Hondurans' Great Awakening

by Dana Frank
This article appeared in the April 5, 2010 edition of The Nation.

Two powerful forces have swept through Honduras since the June 28, 2009, coup that deposed President Manuel "Mel" Zelaya: one magnificent, the other truly horrible. The first is the resistance movement that rose up to contest the coup, surprising everyone in its breadth, nonviolence and resilience. The second is the new regime's brutal repression in response. "It's been terribly painful, and a great awakening," reflects Ayax Irías, a sociologist at the National Autonomous University of Honduras.



snip

Even more remarkable was the change in young people. Teenagers and twentysomethings I had known for a decade--largely the children of trade unionists--who before hadn't been politically engaged at all, were suddenly sitting up in their chairs differently, eager to tell me stories of marches they'd joined, tear gas they'd tasted. One 15-year-old girl arrived in a red T-shirt reading, "I ♥ Honduras Without Golpistas." Cellphones kept going off with newly popular songs of the resistance as ring tones--"Traidores" or "Nos Tienen Miedo Porque No Tenemos Miedo" (They're afraid of us because we're not afraid), the song by Argentine Liliana Felipe and Mexican Jesusa Rodríguez, which has become the informal anthem of the resistance.

Older folks in the resistance, by contrast, had a sober look in their eyes. Unlike their children, those in their 50s and 60s know how much more terrible things can get; they lived through the 1970s and '80s in Central America. But as veterans of those struggles, they also had a clear sense that this was the main chance they'd been waiting for their whole lives; people were finally coming together and rising up. "All these years I've been involved in the struggle, but I've never felt that change was so close," Efraín Aguilar, a lifelong union activist, told me in low, firm tones.

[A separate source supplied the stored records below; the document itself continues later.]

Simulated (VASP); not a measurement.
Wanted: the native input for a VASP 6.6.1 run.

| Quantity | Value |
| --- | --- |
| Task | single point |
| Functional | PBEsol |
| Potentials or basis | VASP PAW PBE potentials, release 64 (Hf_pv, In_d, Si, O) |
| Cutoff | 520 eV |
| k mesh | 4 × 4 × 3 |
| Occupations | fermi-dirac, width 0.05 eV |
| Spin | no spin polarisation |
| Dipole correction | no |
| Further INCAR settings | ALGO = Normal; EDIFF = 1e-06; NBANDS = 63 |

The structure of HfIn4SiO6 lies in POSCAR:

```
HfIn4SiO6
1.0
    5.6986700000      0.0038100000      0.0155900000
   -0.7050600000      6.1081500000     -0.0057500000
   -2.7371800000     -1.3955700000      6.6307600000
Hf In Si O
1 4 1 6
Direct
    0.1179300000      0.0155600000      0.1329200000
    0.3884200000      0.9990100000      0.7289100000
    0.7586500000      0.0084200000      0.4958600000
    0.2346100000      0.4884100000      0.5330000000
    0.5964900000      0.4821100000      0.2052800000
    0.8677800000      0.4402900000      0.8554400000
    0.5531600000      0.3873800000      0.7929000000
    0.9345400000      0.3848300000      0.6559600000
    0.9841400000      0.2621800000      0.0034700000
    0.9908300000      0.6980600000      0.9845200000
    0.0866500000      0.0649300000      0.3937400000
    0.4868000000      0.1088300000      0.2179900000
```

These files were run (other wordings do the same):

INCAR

In Tegucigalpa, I mentioned to a cabdriver the name of a Honduran Congressman I had just met in the airport the day before. "Golpista!" he spat out. He rattled off the man's connections to Micheletti and the most elite of Honduran oligarchs and kept talking with me about the resistance. Finally I asked him, Aren't you afraid to speak so openly with an unknown passenger? "After what we've been through, it doesn't matter anymore," he said.